The Value of Music Trivia?
The Value of Music Trivia?
Every quiz player turning up to your venue enjoys a bit of variety in the event whether it be a range of rounds, hand outs, picture questions or indeed the much under valued music round. Including a great music trivia round in your trivia event can add to the enjoyment and make your customers leave even more satisfied. However, it is a very simple issue to get wrong and you need to ensure that you are going about the music trivia round in the correct way.
Forget about your own tastes
Before you even begin to put together an audio quiz round you need to remember one key fact as a trivia host…..this is not about you. Its not a chance to show off your music collection, highlight your tastes or play the music you like. That will only result in customers feeling disengaged and unsatisfied. Some many trivia hosts simply use CD’s in their own collection to play audio tracks and it will always result in bad rounds.
Add some variety
Two things are needed. Firstly you need to mix it up. Avoid sticking to one era and one genre otherwise your audience will be bored. Avoid themed rounds…there is nothing worse for a 22 year old quizzer than turning up only to find that the quiz theme for that week is “70s Rock”.

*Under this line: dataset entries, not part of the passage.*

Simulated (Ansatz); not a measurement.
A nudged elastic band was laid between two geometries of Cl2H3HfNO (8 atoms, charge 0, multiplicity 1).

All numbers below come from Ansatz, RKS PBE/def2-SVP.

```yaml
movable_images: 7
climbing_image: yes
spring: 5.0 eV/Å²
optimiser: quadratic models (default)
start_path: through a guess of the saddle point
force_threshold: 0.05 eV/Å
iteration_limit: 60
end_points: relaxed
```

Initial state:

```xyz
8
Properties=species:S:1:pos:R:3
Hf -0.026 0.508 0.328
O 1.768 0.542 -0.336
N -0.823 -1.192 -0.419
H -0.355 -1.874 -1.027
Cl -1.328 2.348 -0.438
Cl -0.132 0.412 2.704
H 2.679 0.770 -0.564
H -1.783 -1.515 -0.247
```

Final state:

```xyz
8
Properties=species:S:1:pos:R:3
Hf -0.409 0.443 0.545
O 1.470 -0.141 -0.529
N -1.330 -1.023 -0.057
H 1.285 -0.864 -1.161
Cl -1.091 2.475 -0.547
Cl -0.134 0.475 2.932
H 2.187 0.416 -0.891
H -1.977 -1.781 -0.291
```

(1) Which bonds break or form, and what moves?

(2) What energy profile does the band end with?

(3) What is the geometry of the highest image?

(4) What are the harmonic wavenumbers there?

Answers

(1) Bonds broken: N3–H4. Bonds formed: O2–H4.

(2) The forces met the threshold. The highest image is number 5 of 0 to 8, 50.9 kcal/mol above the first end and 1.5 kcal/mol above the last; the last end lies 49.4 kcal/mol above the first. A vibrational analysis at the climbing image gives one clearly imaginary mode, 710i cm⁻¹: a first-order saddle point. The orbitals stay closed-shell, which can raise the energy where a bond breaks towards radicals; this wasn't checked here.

Secondly you also need to consider your audience. Although you do need to make a balance, if week after week your audience is over 60s then reflect that in the music round. They may not know last weeks number 1 hits but sure enough ask them about hits from when they were teenagers and they will perk up and show interest in the round.
Incorporate a Wireless Buzzer system
There are apps out there, like Sound Hound, that can ‘hear’ a song and then display the song title and artist on a smartphone. This present a problem when trying to do a legitimate game of music trivia. The easiest way to overcome this potential cheating issue is by adding wireless buzzers to your game. How it works is simple. You play a song and the first one to buzz in and answer correctly gets the points. How does this help against cheaters? Because no matter how good the app is, it will never be fast enough to give a cheating player the artist and title. Also, it is very easy to identify cheaters, especially if you see them looking down into their laps too often.
Music Bingo
There has been a recent insurance of entertainers performing music bingo formats. The advantage of a good music bingo event is that it combines two favorite games into one super game, namely name-that-tune and bingo. It is a great way to have folks of all ages participate in a music trivia type format. How it generally works is that a song plays and players have to identify the song, like name-that-tune. Then the player locates and marks the song on their bingo card. When the fist player has 5 in a row, they are the winners. DigiGames has excelled in making a music bingo tool with 16 different formats that allows more than just music. They have even encorportated video bingo, picture bingo, trivia bingo and much more, into their software tool.
Avoid obscurities
You want tracks and artists people have heard of. If you hear a piece of music and are told the answer and STILL have no idea….that’s bad trivia. Stick to mainstream artists that people know, songs that have been at least a minor hit and songs that people may have stumbled across on radio and tv. Don’t chose obscure album tracks and hidden b sides. Its not a specialist quiz. You are far better off giving a nice mixed round that gives people a change of points rather than an obscure collection of tracks from your own personal top 10.
If you need ideas for top songs, then do an internet search for “Top songs of <era>”. So, you might search “Top songs of the 80’s” and get a result, like this Wikipedia article. Then simply compare the songs listed there with your own music library and select the songs popular in your area.
Artist Only
In my vast quiz experience I have noticed that music trivia goes down best when you only need to be identifying the artist. Don’t let your players sweat over the wording of a title, or the name of a song, allow them just enough time to work out the artist and at least your players can have a guess…it is much harder to guess a song title than a band/singer.
2 tips from past experience….
I have used two good methods in trivia nights in the past to add spice to my music round. The first was a decades round so at least the player could guess from bands from that era if they didn’t know. For example a round of ten tracks, 2 songs from 60s, 70s, 80s, 90s and 00s. Gives everyone a chance.
Another idea is to have two rounds. Ten tracks post 1980 and ten questions pre 1980. Teams can play both but only their first score counts! This will keep people engaged and interested and give everyone a chance no matter their age!
All in all the value of music trivia is very underrated. Get this round wrong and people will start to look elsewhere for their trivia needs. Get it right and people will be clambering to get back to your trivia night.